The Constitutional Court of the Republic of Armenia, by its decision of 18 July 2012, addressed the issue of conformity of Article 14 of the Labor Code with the Constitution of the Republic of Armenia.


  • 2017-09-22

The Constitutional Court of the Republic of Armenia, by its decision of 18 July 2012, addressed the issue of conformity of Article 14 of the Labor Code with the Constitution of the Republic of Armenia.

  1. The background of the case.

The plaintiff filed a lawsuit against “Sirkap Armenia” CJSC claiming his unpaid salary.

The Court of First Instance of Kentron and Nork-Marash established the fact that the claimant had been employed by the respondent without an employment contract and granted the claim. The court took into consideration other documentary evidence (such as account statements showing wire transfers of salary and other documents issued by the employer) proving the employee status of the applicant.

The respondent appealed the decision of the first instance court. The Civil Court of Appeal came to the conclusion that without an employment contract the employee was not entitled to the payment of salary. The court concluded that employment relations between an employee and employer could arise only on the basis of a written employment contract.

The Court of Cassation returned the appeal brought by the plaintiff.

An application was submitted to the Constitutional Court on behalf of the plaintiff. The applicant /plaintiff/ argued that Article 14 of the Labor Code, in practice, prevented employees who worked without written employment contracts from defending their rights in the court. The reason being that the courts ignored any kind of documentary evidence proving the existence of labor relations between the parties in cases where there was no written employment contract.

  1. In reviewing the claims brought by the applicant, the Constitutional Court  addressed the following issues:

-does Article 14 of the Labor Code rule out the possibility of protecting the rights of employees working without written employment contracts, including their right to a fair trial?

-does the labor legislation of the Republic of Armenia afford protection to employees who work without a written employment contract, including the protection of their right to be paid for their work?

In addressing the questions outlined above, the Constitutional Court provided the following reasoning:

The article of the Labor Code that was being challenged recognized an employment contract to be the basis for employment relations. According to that article, an employment contract is a “legal fact” that is both necessary and sufficient for the emergence of employment relations.

The study of international best practice in the area of employment relations reveals that parties usually have a freedom to choose the form of employment contract, although there is a tendency in favor of a written employment contract.

The study of the Labor Code, in particular, its Articles 14 and 85 both before and after the adoption of the law on “Making changes and amendments in the Labor Code of the RA” of 24 June 2010, shows that the labor code mandates the conclusion of a written employment contract. Furthermore, the work being done without a written employment contract is considered illegal. Additionally, the employers who have given permission for illegal work can be held responsible in accordance with the Armenian legislation.
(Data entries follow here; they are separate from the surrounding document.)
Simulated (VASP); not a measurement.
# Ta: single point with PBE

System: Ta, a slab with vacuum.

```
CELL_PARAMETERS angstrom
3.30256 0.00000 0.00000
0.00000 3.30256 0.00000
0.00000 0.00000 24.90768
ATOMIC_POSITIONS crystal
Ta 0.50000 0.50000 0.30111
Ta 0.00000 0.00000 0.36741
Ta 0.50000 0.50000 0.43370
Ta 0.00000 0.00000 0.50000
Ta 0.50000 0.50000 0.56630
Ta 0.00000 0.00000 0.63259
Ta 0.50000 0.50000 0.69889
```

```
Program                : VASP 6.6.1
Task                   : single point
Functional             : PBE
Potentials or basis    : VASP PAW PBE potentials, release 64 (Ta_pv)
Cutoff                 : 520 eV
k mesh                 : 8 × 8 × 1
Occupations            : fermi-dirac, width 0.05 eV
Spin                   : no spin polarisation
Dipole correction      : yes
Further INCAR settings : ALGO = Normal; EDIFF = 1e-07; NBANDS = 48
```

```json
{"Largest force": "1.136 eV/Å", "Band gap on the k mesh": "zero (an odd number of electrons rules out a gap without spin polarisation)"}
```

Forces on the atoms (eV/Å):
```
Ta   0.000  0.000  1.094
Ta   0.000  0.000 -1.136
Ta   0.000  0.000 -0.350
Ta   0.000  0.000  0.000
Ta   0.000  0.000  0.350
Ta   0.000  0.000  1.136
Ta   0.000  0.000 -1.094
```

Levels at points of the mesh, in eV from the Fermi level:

The labor legislation does not provide for specific rules governing the situations where employees are in fact engaged in employment relations without a written employment contract. With this regard, the constitutional court concluded that in these kinds of situations the rules on “Transactions” of the Civil Code shall apply pursuant to Article 1 §4 of the Civil Code.

Thus, according to Article 298 §1 of the Civil Code,  nonobservance of the simple written form of a transaction shall deprive the parties of the right, in case of a dispute, to rely for confirmation of the transaction and its terms upon the testimony of witnesses, but shall not deprive them of the right to adduce written and other evidence.

The purpose of this rule is the simplification of the process of proving the existence of a particular agreement and its terms between the parties. Therefore, taking into account the principle of the freedom to contract, the failure to comply with the technical requirement to conclude a contract in a particular form, does not automatically deprive the party to a contract of the right to prove the existence of the transaction and its terms, but makes it difficult to prove certain facts which is the negative consequence for not complying with the requirement set forth in the law.

The combined analysis of the Armenian legislation with the international practice confirms that in particular circumstances where sufficient evidence exists proving that the person performed duties of an employee, that person shall be entitled to the payment proportionate to his or her work.

Deviation from this approach would result in ignorance of the obligation of employers to conclude written employment contracts and would violate the rights of employees.

The position taken by the Civil Court of Appeal, according to which the absence of an employment contract deprives the employee of the right to prove the existence of employment relations with other evidence, contradicts the reasoning provided above.

Based on the aforementioned reasoning, the Constitutional Court came to the following conclusions:

  1. Article 14 of the Labor Code is compatible with the Constitution of the Republic of Armenia,
  2. Article 14 of the Labor Code did not, in cases where no written employment contract was concluded, rule out the possibility of proving the existence of employment relations and its terms, provided other sufficient evidence exists.
  3. The final decision delivered in the case of Galust Shirinyan /the applicant/ is subject to revision under a new circumstance.